Standalone export HTML

Post by **Jerther** » Tue May 24, 2022 4:46 pm

Hi!!

I have embedded the Gantt diagram inside an existing framework. To have access to most web resources like images, fonts and css, that framework requires users to be logged in. This all works fine when viewing the diagram.

When exporting however, the export server which uses puppeteer (opens a headless chrome to render the html) has all sorts of problems because of that, mixed with CORS problems. I won't go into the details but I've been through a lot of trial and error

Now I've settled on a solution that will eliminate all security problems: make the html data standalone. That is, replace all external links to css, images, etc. by actual binary data in the html data sent to the export server. This should also improve the export server performance.

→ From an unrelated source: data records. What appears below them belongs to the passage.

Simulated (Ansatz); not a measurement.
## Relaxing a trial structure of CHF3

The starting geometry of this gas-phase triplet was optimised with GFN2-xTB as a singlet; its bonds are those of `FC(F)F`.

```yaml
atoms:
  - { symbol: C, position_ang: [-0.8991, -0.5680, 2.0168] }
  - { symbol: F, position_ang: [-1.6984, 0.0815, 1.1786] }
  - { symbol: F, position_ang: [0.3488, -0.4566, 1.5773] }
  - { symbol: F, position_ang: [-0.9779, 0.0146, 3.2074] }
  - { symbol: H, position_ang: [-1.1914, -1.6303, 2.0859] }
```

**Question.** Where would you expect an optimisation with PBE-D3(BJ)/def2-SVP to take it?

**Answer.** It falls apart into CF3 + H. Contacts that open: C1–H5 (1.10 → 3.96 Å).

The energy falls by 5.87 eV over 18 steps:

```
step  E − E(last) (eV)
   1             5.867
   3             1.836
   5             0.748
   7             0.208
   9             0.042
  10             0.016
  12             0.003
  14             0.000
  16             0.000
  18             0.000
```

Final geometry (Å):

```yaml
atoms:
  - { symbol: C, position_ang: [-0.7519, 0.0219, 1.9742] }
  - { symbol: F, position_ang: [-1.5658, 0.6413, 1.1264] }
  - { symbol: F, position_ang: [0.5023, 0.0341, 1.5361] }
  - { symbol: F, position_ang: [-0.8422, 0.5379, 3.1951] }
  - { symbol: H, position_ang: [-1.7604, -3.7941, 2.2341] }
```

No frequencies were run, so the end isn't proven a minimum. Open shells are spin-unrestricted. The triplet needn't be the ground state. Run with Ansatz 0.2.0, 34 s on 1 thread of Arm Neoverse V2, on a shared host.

I've been able to embed all CSS and img tags by using https://www.bryntum.com/docs/gantt/api/Grid/feature/export/exporter/Exporter#function-pageTpl but now I'm struggling with url() in CSS. The problem is that pageTpl() is not async, and I cannot use anything that uses a Promise in there, like fetch() to get the data and update the style rule.

So the only way I can think of would be to do the CSS url() substitution when the page has finished loading on the user browser, and let the export feature work as usual. But that feels more like a hack and there's a risk of visual glitches

Any suggestion?

I'll gladly share what I've come up with when it's done

Post by **Maxim Gorkovsky** » Tue May 24, 2022 5:59 pm

Hello.
Have you tried using clientUrl config? Please see this guide which may explain your use case: viewtopic.php?f=52&t=21367&p=105778#p105778

Speaking of async flow, while pageTpl is synchronous, there are async methods used by the export feature which you can extend and preload the resources. For instance, you can override the prepareComponent method to preload all the resources:

class MySinglePageExporter extends SinglePageExporter {
  static get type() {
    return 'mysinglepage';
  }

  static get title() {
    // In case locale is missing exporter is still distinguishable
    return 'My single page';
  }

  async prepareComponent(config) {
    await super.prepareComponent(config);
    // grab all style/link nodes
    let stylesheets = this.stylesheets;
    stylesheets = await myPreloadResourcesAndBase64EncodeThem(stylesheets);
    // put them back on exporter, these links/styles will be inserted to the pageTpl
    this.stylesheets = stylesheets;
  }
}

new Grid({
  features: {
    pdfExport: {
      exporters: [MySinglePageExporter]
    }
  }
})

Post by **Jerther** » Wed May 25, 2022 8:30 pm

Neat! Thank you Maxim!

clientUrl works fine, except when some stylesheets (in our framework at least) make use of the url() CSS function and those links are not translated.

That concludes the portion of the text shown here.